January 10, 2013
Waiting for Ice by Sandra Markle, illustrated by Alan Marks
The little polar bear cubs moves onto the spit of land. The cub is all alone and as she moves through the other bears, she is often chased away when she gets too close to a female who isn’t her mother or an adult bear that is feeding.
Food has grown more and more scarce but the can’t leave Wrangle Island. The pack ice is late forming this year and it doesn’t matter how hungry the bears get. Without the ice, they can’t wander off across the ocean.
It doesn’t help that this little cub is all alone. She should be with her mother for at least another year so that she can learn to travel across the ice and how to hunt. Somehow she manages to find enough food — sometimes finding dead animals, sometimes getting part of another bear’s kill.
In simple, straight forward text, Markle tells the story of one real bear cub, named Tuff by scientists. The scientists noted that she was orphaned and were surprised to see her return to the island the following spring. Few cubs survive without the help of their mothers.
Marks watercolor and pencil illustrations bring the world of the polar bear to life, from rocky island to white and blue pack ice.

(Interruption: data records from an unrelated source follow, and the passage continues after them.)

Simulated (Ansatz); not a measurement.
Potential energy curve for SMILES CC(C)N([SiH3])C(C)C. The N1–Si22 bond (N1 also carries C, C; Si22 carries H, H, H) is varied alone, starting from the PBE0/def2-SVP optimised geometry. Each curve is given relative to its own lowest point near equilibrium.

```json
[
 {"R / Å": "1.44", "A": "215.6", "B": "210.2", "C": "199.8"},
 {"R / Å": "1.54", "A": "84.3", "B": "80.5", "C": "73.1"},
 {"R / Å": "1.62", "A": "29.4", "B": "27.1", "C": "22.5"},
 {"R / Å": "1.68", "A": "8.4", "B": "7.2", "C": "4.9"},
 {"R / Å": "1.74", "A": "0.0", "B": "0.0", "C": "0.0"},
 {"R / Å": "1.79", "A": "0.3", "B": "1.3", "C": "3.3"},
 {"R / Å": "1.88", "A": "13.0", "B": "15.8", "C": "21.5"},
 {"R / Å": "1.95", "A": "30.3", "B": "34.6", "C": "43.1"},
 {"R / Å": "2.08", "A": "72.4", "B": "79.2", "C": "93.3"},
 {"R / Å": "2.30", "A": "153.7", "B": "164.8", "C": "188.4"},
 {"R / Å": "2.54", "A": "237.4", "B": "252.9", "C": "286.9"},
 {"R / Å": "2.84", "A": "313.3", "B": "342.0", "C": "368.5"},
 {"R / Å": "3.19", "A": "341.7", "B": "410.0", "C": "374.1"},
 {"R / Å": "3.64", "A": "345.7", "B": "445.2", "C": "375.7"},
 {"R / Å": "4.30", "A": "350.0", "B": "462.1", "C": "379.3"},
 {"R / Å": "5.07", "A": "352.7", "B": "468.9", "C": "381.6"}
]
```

The very youngest readers might be upset by the fact that this little bear has no mother and none of the other bears are helping her but slightly older readers will learn about this young bear’s resourcefulness and drive to survive. This book would be an excellent jumping off place for discussions about global warming, man’s impact on his fellow animals and habitat. An excellent introduction to life in the Arctic.